Each month I start with every intention of sitting down to write out at least four posts a month. And each month that task gets replaced by other things. Grocery shopping, picking up the house, paying bills, yoga class, prayer, and so much more. With summer here and having the kiddos home with me all day, its been a struggle to find time for myself, but I know that is what I need! Writing has always been a way to calm myself, my schedule, my busy, and my thoughts. To find stillness.
Transformation. It’s been my word for 2019. So far many things in my life, that haven’t served me well, have been easily transformed. The big stuff... not so easily. For example, putting my children above my own self-care. This is hard, mom guilt sets in, “you can find spare time later” thoughts creep in, and the excuses pile up quick! Truth is, when I’m fully taking care of myself- everything else is easier. Life is easier to juggle. I’m in a better mood, which helps the whole family be more cohesive throughout the day. This is just one of those areas that needs some transformation this year. I’m a work in progress! Aren’t we all?
I need little breaks from the hustle and bustle of daily routine especially with all we had going on the last month of school and extracurricular activities (seriously though!!). Cannot believe we are halfway into June and we’ve only had a small number of rainless days in Oklahoma warm enough to swim or enjoy the parks. Yesterday was beautiful. We took advantage. We played outside. Planted some corn kernels (so fun to watch their imaginations run wild). Lastly, We went swimming with Breelyn’s bbf who is moving away this Saturday. It was sweet to watch them play and laugh and challenge each other to dive to the bottom for toys. My point is, it doesn't have to been a big planned event/vacation to make me stop and appreciate all that my life is right now. It’s challenging, it’s messy, it’s beautiful, and it’s mine. I am finding it’s the smaller things that just happen, that bring me the most joy. The super planned stuff... it makes me a stress bubble and even I don’t want to be around that!

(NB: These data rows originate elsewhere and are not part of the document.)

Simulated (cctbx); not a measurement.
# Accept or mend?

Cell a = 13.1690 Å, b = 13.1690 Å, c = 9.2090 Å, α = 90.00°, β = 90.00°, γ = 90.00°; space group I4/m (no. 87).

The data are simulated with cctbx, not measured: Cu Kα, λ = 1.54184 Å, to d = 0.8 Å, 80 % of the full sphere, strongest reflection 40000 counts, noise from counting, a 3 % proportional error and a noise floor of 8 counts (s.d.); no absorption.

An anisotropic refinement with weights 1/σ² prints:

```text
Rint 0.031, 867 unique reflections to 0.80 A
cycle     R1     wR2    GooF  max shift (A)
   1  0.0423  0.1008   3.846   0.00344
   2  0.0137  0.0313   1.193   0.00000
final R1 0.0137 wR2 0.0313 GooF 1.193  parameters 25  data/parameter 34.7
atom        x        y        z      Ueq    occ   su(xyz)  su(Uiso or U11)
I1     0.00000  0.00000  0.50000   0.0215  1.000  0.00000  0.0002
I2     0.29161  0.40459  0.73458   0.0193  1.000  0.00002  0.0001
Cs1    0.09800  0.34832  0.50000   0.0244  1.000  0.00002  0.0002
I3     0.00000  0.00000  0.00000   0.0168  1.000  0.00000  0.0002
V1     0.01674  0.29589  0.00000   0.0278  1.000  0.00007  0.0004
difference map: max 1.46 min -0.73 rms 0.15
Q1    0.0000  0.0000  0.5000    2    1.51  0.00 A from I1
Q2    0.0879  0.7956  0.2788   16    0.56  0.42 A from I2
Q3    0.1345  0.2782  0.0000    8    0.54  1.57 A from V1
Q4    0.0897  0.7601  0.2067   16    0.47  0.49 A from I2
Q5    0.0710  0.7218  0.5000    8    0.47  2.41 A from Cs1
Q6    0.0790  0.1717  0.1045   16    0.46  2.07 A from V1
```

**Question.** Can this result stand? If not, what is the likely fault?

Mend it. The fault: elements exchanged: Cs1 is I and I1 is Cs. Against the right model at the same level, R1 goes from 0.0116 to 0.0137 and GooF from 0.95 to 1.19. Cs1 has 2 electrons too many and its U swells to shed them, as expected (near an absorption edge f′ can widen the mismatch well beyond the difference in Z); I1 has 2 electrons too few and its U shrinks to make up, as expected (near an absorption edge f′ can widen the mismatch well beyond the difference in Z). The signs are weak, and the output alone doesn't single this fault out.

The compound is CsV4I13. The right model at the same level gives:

I’m learning to let go of all the things I cannot and do not want to control. Establishing boundaries were they are necessary. Opening up to the possibility of opportunity and success where I least expect it. Leaning in to God’s word, His guidance (because I know I cannot do it on my own), and believing His Grace is all I need when I fail. Because I will fail. Everyday. I will fall short in one area or another, but I also know I have Grace to try again tomorrow.
I want to hear from you... tell me. Where could your life use some transformation right now? What ways are your taking time for yourself this year?